Overview
PKU-Alignment/alpaca-7b-reproduced: An Instruction-Following LLaMA Model
This model is a 7 billion parameter instruction-following language model developed by the PKU-Alignment Team. It is a reproduced version of the original Stanford Alpaca model, built upon the LLaMA foundation model.
Key Characteristics & Differences
- Foundation Model: Fine-tuned from Meta's LLaMA architecture.
- Reproduction: This is a re-implementation of the Stanford Alpaca model, not the original.
- Training Backend: Utilizes the DeepSpeed library for training, differing from the original's PyTorch FSDP.
- Conversation Template: Employs a distinct conversation template compared to the original Stanford Alpaca.

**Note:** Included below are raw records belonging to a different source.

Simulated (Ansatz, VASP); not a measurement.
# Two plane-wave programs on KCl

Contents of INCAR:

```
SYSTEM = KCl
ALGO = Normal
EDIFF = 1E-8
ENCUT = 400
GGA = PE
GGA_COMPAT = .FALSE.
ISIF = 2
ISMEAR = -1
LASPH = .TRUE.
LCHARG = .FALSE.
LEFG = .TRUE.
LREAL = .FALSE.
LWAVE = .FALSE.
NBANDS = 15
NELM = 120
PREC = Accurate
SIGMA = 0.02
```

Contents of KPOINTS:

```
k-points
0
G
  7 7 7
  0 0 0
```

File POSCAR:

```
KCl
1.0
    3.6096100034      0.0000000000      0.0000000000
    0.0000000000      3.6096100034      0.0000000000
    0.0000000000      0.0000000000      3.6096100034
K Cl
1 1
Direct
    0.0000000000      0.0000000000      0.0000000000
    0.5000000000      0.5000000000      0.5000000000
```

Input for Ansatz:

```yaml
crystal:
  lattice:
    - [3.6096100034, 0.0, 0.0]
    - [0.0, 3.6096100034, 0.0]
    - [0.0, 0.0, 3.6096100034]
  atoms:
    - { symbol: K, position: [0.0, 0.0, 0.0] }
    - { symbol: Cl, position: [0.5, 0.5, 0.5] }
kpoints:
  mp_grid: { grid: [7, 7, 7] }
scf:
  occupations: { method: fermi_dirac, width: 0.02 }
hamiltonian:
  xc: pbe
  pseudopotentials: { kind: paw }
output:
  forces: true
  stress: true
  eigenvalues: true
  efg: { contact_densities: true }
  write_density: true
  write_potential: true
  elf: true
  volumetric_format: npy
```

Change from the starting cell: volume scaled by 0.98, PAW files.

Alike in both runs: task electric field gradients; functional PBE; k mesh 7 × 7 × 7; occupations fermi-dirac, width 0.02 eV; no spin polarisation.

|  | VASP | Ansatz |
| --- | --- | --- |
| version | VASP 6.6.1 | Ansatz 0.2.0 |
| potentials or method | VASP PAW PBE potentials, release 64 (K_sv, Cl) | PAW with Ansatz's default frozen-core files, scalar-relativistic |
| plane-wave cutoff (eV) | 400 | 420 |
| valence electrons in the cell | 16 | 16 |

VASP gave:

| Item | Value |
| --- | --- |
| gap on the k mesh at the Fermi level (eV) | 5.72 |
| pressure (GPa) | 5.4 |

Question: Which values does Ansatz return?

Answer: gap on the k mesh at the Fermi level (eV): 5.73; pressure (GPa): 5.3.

- License: Distributed under a non-commercial license.
Usage & Evaluation
Users can interact with the model via the PKU-Alignment/safe-rlhf library's interactive CLI demo or through the Hugging Face Transformers library. Evaluation results for this model are detailed in the associated paper: https://arxiv.org/abs/2310.12773.
Good for
- Experimenting with instruction-following capabilities based on the LLaMA architecture.
- Research into different training methodologies (DeepSpeed) for instruction-tuned models.
- Understanding variations in Alpaca model implementations and their conversational behaviors.